What gives market predators an edge up on most of us is that they know the market and human nature well enough to take advantage of both suckers and those who should know better. Despite what Gordon Gecko might tell us, greed isn't so good for the small investor. Greed will get the better of us.
The core of Sandra Mohr's documentary about how unsuspecting investors can be suckered into a manipulation scheme is the case of Sirius XM Radio (symbol, SIRI), a company that formed as a merger of two satellite radio stations, Sirius--the one that built up a clientele from the avid followers of Howard Stern--and XM Satellite which, when it was formed, was the better funded of the two. Once it was clear that the market for the two companies' services was limited, they merged, arousing vast amounts of media and market attention and company hype. It was an industry of the future as some saw it, and a prime target for manipulation because of its highly speculative "promise" factor.

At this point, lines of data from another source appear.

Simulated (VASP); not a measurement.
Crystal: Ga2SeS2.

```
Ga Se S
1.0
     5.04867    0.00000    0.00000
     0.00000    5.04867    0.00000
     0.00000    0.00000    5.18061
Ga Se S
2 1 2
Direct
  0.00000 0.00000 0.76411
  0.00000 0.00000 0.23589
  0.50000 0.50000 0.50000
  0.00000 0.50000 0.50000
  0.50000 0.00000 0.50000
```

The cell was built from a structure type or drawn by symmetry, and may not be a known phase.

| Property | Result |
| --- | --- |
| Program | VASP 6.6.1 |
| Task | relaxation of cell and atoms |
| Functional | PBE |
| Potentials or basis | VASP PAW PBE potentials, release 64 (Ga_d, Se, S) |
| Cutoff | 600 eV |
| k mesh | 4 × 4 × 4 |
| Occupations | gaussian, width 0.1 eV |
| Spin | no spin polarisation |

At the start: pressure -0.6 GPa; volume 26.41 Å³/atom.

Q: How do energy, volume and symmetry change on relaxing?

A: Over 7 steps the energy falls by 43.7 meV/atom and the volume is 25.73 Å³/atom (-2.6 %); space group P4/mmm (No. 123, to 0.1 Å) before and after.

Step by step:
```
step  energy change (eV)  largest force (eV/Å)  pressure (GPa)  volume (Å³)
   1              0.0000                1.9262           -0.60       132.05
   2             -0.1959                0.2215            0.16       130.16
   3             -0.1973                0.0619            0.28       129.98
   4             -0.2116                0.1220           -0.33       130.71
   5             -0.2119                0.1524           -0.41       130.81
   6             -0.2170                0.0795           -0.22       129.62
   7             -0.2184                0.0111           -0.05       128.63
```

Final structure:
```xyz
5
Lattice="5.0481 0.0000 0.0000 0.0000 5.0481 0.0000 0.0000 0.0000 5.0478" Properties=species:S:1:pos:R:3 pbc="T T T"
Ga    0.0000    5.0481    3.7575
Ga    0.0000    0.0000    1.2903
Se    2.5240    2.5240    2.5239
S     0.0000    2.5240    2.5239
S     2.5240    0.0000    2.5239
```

Employing a technique known as "pump and dump," which begins with the issuance of false information, rumor, and glowing projections by "experts," the operators of the scam "pump" up the price. To further its advance, they buy into it. When the maximum stretch point is reached, they dump their holdings of the stock at a handsome profit, which immediately begins the momentum for a downslide. They then go "short" in order to profit on the way down. A load of misinformation follows, now with an entirely negative aspect, which is absorbed by the financial press and the major media, who are quick to make stories out of the bursting of balloons filled with myth and pie-in-the-sky scenarios.
Imagine how much these con artists made when the stock (in 2009!) went from $9 per share to five cents (yes, $.05) per share.
In the aftermath, some of the victims call for changes in trading mechanisms they never knew existed (or outside their frame of reference). Along with Martine Rothblatt (Howard Stern on Demand), they now heap blame for being played on short selling, venting over a well established market mechanism. The real lesson here, though, is that most amateur traders don't pay all that much attention to their investments until it's too late to avoid or limit reversals of their market positions. In other words, fellow amateurs, pay attention to your money!
Rage is understandable, but in focusing on short selling as the cause of losing their shirts, the documentary's subjects fail to admit that they didn't have the market trading savvy to give them guidance in market action. One woman talks of how amazing it was, one day, when her stock rose nine points! Instead of taking a spiffy short-term profit, she was mentally locked into that thirty dollar "target." But there's a saying: "No one ever lost money by taking a profit." Take that to the bank.
Hanging on to a myth when actual profits are realizable is what made these people vulnerable. With all the sorrow expressed, the filmmakers build a case that short selling implies Wall Street corruption and inept regulation, but this is misleading. It's rather like blaming the horses for eating the cow feed because someone didn't tell them it was for the bovines.
The film is also insufficient on dramatic grounds. Where is the footage on the pursuit of the manipulators? Where are the court hearings or the prison interviews? Where are the wanted posters? Director/co-writer Mohr, with all good intentions, does a service by attempting to forewarn the public that the stock market is risky business, but the excitement of tracking down the perpetrators of this particular con game is outside her framework of attention. The aftermath reactions of naive and ill-prepared investors should warn the uninitiated to develop a sound method of judging the risks and probabilities of an investment -- something other than "the seat of your pants."
On the other hand, if the faces of those who are crying the blues after their money went down the drain doesn't arouse a sense of caution in your approach to the market, perhaps I can interest you in a really promising gold mining stock? Hit me.